Well, it’s all happening at Ulysse Nardin Blast Moonstruck . Just last week it was announced that its parent company Sowind Group SA had been bought from Kering by Sowind’s board of directors, including UN CEO Patrick Pruniaux. Now, the Le Locle-based brand has launched its first exciting release of 2022: The dark, the dashing, and ultra-complicated Blast Moonstruck.
The Blast Moonstruck carries on Ulysse Nardin’s tradition of mind-blowing Ludwig Oeschlin-designed astronomical watches that started with the Astrolabium Galileo Galilei, Planetarium Copernicus, and Tellurium Johannes Kepler in the 1980s and ‘90s.
Oeschlin continued to work his magic in 2009 when the first Moonstruck was unveiled, followed up in 2017 by the launch of the Executive Moonstruck Worldtimer.
In essence, the new Ulysse Nardin Blast Moonstruck is a cleaner, sleeker, more contemporary interpretation of the Executive Moonstruck Worldtimer. It packs the same complex astronomical instrumentation of the latter, with indications for local time, world time, date, moonphase, days of the lunar month, the position of the sun and moon relative to the Earth, and tidal cycles.
But now, the Ulysse Nardin Blast Moonstruck is packaged in the bold, stealth jet-inspired style that has come to define the brand’s Blast collection. That means a black, gold, and aventurine dial framed by a 45mm black ceramic and black DLC titanium case that features geometrically shaped lugs and a crenulated crown. Finally, the case and dial are paired with a black strap made from alligator leather, rubber, or velvet.

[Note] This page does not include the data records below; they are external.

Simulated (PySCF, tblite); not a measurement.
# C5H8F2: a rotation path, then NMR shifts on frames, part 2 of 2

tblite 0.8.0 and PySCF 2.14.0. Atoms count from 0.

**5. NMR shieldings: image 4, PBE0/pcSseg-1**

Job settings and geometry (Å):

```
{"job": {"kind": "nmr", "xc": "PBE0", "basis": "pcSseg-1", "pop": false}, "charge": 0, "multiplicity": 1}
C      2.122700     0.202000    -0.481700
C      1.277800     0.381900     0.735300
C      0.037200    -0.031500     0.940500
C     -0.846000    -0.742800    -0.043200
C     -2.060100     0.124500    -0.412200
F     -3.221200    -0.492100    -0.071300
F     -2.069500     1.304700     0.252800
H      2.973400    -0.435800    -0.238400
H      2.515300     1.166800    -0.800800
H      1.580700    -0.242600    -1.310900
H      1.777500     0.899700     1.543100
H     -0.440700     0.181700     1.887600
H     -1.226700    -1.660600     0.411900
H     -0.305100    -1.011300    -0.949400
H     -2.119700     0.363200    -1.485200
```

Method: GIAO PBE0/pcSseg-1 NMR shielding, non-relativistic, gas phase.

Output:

The time – indicated via tapering, gilded, lume-filled hands – can be quickly set forward or backward (using the pushers on the caseband) to any of the 24 time zones represented by world cities emblazoned on the dial’s flange. Additionally, to supplement the 24-hour numerals just inside the flange, the Earth, as seen from above the North Pole, is micro-engraved on the inside of a domed portion of the sapphire crystal. That, in turn, is encircled by the date ring.
Meanwhile, the precision moonphase is indicated through a circular aperture, while the sun is represented using a three-dimensional bronzite disk. Not only does Blast Moonstruck depict the real-time position of these two entities in relation to the Earth – from which you can read the state of the tides – but the moon will appear brighter or dimmer in keeping with the lunar calendar. Powering all these sophisticated indications is the UN-106 automatic caliber, packing a 50-hour power reserve and a 22K gold winding rotor, visible through the transparent display caseback.